Star Man: Vincent van Gogh’s Illuminated Nights
The author explores Van Gogh’s fascination with different kinds of illumination, from stars to newly invented gaslight.
Michael Lobel
Jul 17, 2024
There are two works in The Museum of Modern Art’s collection that seem to perfectly distill the significance of light and illumination to Vincent van Gogh’s art. Each is—or stands in for—one of the artist’s most iconic works. The first is a print, a lithograph, he made in 1885, relating to one of his earliest major painterly efforts, The Potato Eaters. A group of peasants gather around a table to partake in a humble evening meal, the setting illuminated by an oil lamp suspended above them. The second is one of the most famous and beloved pictures at MoMA, one known to art lovers throughout the world: The Starry Night. In that iconic scene, the nighttime sky is packed to bursting with an array of celestial forms, their halos seeming to pulse with light.
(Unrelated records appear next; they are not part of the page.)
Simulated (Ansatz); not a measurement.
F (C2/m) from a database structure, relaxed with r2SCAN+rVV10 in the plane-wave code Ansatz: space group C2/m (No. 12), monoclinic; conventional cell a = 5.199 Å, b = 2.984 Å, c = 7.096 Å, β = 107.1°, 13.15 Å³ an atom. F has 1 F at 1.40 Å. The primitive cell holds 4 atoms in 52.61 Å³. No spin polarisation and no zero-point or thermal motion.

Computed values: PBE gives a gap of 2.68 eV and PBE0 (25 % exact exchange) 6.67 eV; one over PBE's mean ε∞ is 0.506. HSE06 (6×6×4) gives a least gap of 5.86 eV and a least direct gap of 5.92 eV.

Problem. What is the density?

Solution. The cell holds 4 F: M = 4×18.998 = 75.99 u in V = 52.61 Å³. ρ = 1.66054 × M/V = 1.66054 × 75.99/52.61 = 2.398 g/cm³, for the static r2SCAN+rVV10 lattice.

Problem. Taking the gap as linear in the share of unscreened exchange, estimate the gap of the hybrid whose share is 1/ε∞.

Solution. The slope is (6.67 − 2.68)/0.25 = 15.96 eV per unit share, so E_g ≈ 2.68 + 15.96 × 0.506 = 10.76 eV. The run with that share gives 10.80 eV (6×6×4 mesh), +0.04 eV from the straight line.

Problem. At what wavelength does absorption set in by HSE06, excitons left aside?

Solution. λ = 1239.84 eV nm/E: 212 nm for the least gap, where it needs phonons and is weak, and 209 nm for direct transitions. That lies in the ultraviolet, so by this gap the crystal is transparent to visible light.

Vincent van Gogh. The Potato Eaters. 1885
These two images appear to encapsulate the types of elemental motifs to which Van Gogh was often drawn: a simple repast indoors, lit by a single, relatively primitive lighting source; and a landscape that highlights the awe-inspiring beauty of the heavenly cosmos. Yet they sidestep another major aspect of his approach, which confronted the changes in human habits and activity impelled by the introduction of new, modern—and industrially derived—forms of illumination in the 19th century: his fascination with gaslight. Van Gogh’s intervening dalliance with artificial illumination highlights a crucial missing link between these two images, and was a key step in getting from the humble meal to the coruscating nighttime sky, as it saw him exploring the effects of light from multiple sources in a relational way.
Van Gogh was living in an era marked by rapid and widespread industrialization, one in which new forms of artificial illumination had begun thoroughly transforming modern experience.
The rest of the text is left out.